Gallagher Re’s global head of insurtech tells Insurance Times the key takeaways from the reinsurance broker’s latest report, explaining why the US market presents an opportunity for UK insurtechs  

The first quarter of 2022 saw the highest ever recorded participation of early stage investment in insurtech firms, according to Gallagher Re’s inaugural Global Insurtech Report.

The report, which was published on 29 April 2022, noted that global funding for insurtech businesses in Q1 this year reached $2.2bn (£1.75bn) - and this trajectory is showing no signs of slowing down.

Speaking exclusively to Insurance Times, Andrew Johnston, global head of insurtech at Gallagher Re, said: “We are potentially on the cusp of a better democratisation of capital – with the caveat that you should not read too much into one quarter.

”But, this is the biggest ever quarter for early stage funding, which would suggest that there is a democratisation of investment capital.”

For Johnston, this means there is more money being spread around the market now, compared to the mega funding rounds of the past.

In terms of the number of funding deals, Johnston said the insurtech sector is “on par” with last quarter - Q1 2022 recorded 143 deals in total, although there were fewer mega deals, he added.

“If this is the beginning of a trend of more democratised capital - more money going in during the early stages, and less people taking massive gambles at the mega round end - that could be a really interesting thing for us to observe,” Johnston noted.

American money

Johnston said that insurtech investment is currently coming mainly from non-insurance industry investors that are based outside of the UK.

He explained: “It’s fair to say that there is a lot capital available. There are a number [of] non-industry investors looking at insurtech now - perhaps cash coming from people that do not know our industry as well as some UK investors might be willing to take a bet on something considered risky.

“My sense is that American investors generally think the quality of UK businesses is high. So, UK businesses may feel that access to cash [in the US] is so much easier, without [understanding] that they might be a very attractive investment proposition to an American investor. 

“[The UK is] a much more competitive market - we have a much longer history of technology in our industry relative to the US.”

US-based Johnston added: “There’s a general sense that the UK has got its insurtech act together. That view is held for the Israeli insurtechs [too].

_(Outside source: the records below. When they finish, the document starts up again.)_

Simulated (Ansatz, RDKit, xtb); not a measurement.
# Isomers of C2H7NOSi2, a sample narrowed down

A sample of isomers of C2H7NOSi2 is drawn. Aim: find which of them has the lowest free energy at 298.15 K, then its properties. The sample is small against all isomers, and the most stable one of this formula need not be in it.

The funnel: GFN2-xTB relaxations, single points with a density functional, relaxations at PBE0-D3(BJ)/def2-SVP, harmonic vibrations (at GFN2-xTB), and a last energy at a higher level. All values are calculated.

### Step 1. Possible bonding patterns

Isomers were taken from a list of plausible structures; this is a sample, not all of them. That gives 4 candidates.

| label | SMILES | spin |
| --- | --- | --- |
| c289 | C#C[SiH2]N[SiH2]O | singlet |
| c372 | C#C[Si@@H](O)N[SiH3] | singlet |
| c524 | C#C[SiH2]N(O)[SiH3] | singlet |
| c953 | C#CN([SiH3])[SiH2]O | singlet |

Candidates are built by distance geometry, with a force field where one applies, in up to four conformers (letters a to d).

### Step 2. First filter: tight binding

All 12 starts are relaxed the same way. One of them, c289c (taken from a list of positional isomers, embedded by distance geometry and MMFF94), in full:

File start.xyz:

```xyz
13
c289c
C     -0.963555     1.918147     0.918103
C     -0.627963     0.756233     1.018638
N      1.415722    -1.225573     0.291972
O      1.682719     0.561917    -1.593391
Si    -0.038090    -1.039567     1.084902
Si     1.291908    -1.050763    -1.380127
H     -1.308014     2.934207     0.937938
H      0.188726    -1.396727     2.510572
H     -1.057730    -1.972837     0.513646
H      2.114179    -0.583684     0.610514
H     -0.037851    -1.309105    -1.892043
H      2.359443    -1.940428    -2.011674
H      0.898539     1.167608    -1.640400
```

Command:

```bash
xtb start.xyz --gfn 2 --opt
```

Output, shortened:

”It’s not unusual for US investors to really like certain European businesses. But that money isn’t readily available here - we don’t have a culture of investing into any business, so [it speaks] volumes of UK businesses, or at least how they are perceived by investors.”

Online shopping

A driving factor in promoting online insurance purchasing was advertising for price comparison website (PCW) GoCompare, added Johnston.

Although the PCW is only just taking off in the US, the firm was been operating in the UK since 2006, when it was founded by Welsh businesswoman Hayley Parsons.

Johnston feels that GoCompare’s adverts featuring a moustached opera singer ”did a lot” for the culture of insurance shopping and buying.

He said: “Culturally that did a lot as all of a sudden, people were saying ‘what is this?’ It then became very normal for people to buy insurance online. I don’t think there has ever been that single initiative to bring this idea to the masses.”

The trouble with a platform like GoCompare being successful in the US, however, is because there are ”50 different states [and] 50 different types of insurance regulation, so it’s not as simple as creating one website in California, for example, and it being ok for everybody,” Johnston added.